KEYWORDS: CAQDAS, grounded theory methodology, practices, sociology of science, Atlas.ti, reading/writing, qualitative analysis


1. Introduction


Some contemporaries of the previous version of Atlas.ti (version 4), a software tool for qualitative data analysis, may remember the quirk.1 As a newcomer, while playing with options and menus of the programme, you could have become tempted to try a very promising option offered in the menu for work with textual documents: Relevant text search. Here it is, you thought, definitely the key function in computerised qualitative analysis, let us click on it! After choosing it, however, a small info window popped up with an ironic reply to your command: “Do you believe in magic?” And, if you were happy enough to have your PC equipped with a sound card you could also hear a significative hawking, indicating that you had just done something really foolish.

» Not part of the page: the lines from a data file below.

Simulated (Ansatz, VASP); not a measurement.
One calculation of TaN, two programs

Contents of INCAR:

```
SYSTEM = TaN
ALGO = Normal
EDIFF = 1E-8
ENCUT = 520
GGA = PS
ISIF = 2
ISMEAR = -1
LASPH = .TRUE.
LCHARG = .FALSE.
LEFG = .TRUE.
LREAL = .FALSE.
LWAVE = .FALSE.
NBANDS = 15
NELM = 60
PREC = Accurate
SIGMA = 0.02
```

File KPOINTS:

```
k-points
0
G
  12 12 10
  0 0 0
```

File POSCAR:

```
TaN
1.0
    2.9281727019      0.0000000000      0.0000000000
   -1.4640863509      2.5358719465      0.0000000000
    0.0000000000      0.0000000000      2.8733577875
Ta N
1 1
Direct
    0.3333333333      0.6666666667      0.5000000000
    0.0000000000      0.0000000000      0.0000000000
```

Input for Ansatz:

Software packages such as Atlas.ti simply cannot do mental work for you. It is always you, as analyst, who has to do the real analysis. Because only human researchers can think. The software only provides more or less useful assistance and support to the thinking subject.2 It extends researcher’s mental capabilities to organise, to remember, and to be systematic. But while doing so it essentially remains a stupid instrument, which cannot do things such as determining the relevance of a text passage. Humans, not machines do the crucial work of coding and retrieving – i.e., decide what passages of data should be marked by what terms to be searched and browsed later on. The hope that the programme would do more and be able to replace the analytic mind is foolish. Only human researchers can make sense and analytic use of otherwise meaningless operations of the computer... Such was the unforgettable lesson given by this little nasty quirk, incorporated into the design of the programme.

This was an important and much needed lesson, of course, which was to prevent one typical misunderstanding about CAQDAS. Yet, I am convinced that the argument was (and still is) somewhat misleading. Indeed, in this paper I would like to suggest that making CAQDAS a substantively irrelevant and purely instrumental technical extension and support of mental processes was a disservice, a shot in the eye of entire qualitative research. I argue that the entire idea that software but essentially represents what occurs in the analyst’s head strengthened a classical “methodological” view of qualitative analysis, emphasizing the role of a researcher who is superior to his or her research subjects by virtue of special qualities of his or her thinking. Accordingly, this way of thinking suppressed a non-exclusive, say “ethnomethodological” position, which highlights taken-for-granted material practices and instructability of knowledge production.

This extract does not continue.